Sports

Blate’s teams ‘play up’ due to success

I remember watching the Yosemite girls basketball team play early in the season and my first thought was, ‘Oh my, this is going to be a long season.’

As the season went on, each player and the team as a whole began to play better ... and better. I should have known that would happen because Coach Gary Blate has been making average players good players for the past 15 years at YHS.

This past season Blate hit two milestones - his 500th win in his 30-year high school coaching career, and 300th win in his 15 years with the Lady Badgers. Add to that his 13th league championship in those 15 years. He has four section titles on his resume.

It was a very successful season for the Badgers, especially considering the team’s top four scorers were sophomores - playing in junior high just two years ago.

The team was co-NSL champions with Kerman and received the No. 6 seed in the Central Section’s D-II playoffs. In the playoff quarterfinals, the Badgers upset the No. 3 seed Monache High (1,800 students) on the road in Porterville, before losing, again on the road, in the Feb. 28 semifinal round to No. 2 Bakersfield High (2,800 students) - one win away from the section championship game at Selland Arena.

Yosemite, with a student enrollment of about 700 (down from 1,250 10 years ago) found themselves, once again, playing a much larger school as Bakersfield has four times the students as Yosemite.

After beating Yosemite, Bakersfield played at Selland Arena, losing to another Bakersfield school, Independence, with more than 2,000 students and now the winner of three straight D-II championships.

People often ask why a small school like Yosemite is in a division with much larger schools. It’s called “competitive equity,” with specific sports programs being moved up or down in divisions by their past and current success, or lack of. The CIF Central Section has moved away from school enrollments and towards “competitiveness” being the deciding factor in what division a particular team (not school) plays in - a philosophy that seems to be taking hold across the country. The only sport enrollment is considered is football.

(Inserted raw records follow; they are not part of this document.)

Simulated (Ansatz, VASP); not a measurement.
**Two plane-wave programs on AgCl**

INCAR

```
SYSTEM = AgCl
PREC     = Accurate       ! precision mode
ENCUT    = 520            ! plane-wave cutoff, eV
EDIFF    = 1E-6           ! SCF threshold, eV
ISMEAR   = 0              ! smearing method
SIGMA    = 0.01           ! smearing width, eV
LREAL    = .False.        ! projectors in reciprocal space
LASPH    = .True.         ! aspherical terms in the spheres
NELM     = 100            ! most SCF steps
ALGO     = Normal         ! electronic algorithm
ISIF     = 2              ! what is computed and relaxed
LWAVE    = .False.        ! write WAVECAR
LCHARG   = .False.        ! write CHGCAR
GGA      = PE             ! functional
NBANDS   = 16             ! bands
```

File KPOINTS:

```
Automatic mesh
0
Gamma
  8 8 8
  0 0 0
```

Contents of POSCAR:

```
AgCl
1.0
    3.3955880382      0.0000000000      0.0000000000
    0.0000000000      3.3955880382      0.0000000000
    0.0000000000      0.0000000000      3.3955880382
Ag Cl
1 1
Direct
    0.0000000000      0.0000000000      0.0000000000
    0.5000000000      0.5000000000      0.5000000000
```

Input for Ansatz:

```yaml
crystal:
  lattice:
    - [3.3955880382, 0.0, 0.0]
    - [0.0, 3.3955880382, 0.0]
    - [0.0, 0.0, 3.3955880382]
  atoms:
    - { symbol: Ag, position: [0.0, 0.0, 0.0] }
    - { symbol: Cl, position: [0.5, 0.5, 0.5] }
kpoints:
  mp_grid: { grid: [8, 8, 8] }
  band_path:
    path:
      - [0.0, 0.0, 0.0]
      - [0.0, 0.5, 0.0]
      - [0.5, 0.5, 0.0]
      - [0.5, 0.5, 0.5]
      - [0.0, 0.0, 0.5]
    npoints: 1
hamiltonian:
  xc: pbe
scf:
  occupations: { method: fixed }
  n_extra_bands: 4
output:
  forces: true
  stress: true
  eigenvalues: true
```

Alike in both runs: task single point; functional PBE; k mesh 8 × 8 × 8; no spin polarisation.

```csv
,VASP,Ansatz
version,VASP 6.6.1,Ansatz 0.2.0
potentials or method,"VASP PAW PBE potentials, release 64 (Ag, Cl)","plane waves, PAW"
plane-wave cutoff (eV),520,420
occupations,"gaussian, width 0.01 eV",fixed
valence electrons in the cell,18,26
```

An argument can be made that the Yosemite girls basketball team is “penalized for its success.” There are many small schools (primarily private) that are in D-I or D-II due to their dominance.

All schools in the section are evaluated every three years using a point system adopted by the Central Section’s Board of Managers (with representatives from all schools) to determine if the specific program should be ‘realigned’ up or down.

Central Section officials justify moving teams up or down in divisions by “competitive equity” based on a team’s competitive history. But the Yosemite girls basketball team has remained in D-II six years after its last appearance in a CIF section finals. In contrast, Madera and Sanger High schools, both with more than 2,000 students, have played in the D-III finals and earned trips to the state playoffs over the past few years. The Central Section needs to re-address the division Yosemite should be in.

There is no doubt this Badger team would have had a better chance to win a section title if they were playing schools with a similar enrollment. But school enrollment in deciding what division a team plays in is not a factor like it was 10 years ago. Section officials feel what is more important is competitive balance in the section.

The Badger football team had success this past season for two reasons - more athletic players on the field, but more because the school pulled out of the competitive North Sequoia League, opting to play schools with similar enrollments. It made for more wins and less injuries - and two D-V playoff games - a combination everyone seems happy with.

And this season’s volleyball team, with nine juniors and four sophomores, went to the second round of the D-III section playoffs before losing to Mission Oak (1,500 students).

Both Lady Badger teams (basketball and volleyball) will give fans plenty to cheer about next season. They will come back more experienced and more dedicated than ever. It would be nice to see them play smaller schools in the playoffs, but that will not happen until those programs have a dramatic decline in competitiveness - which we do not see happening.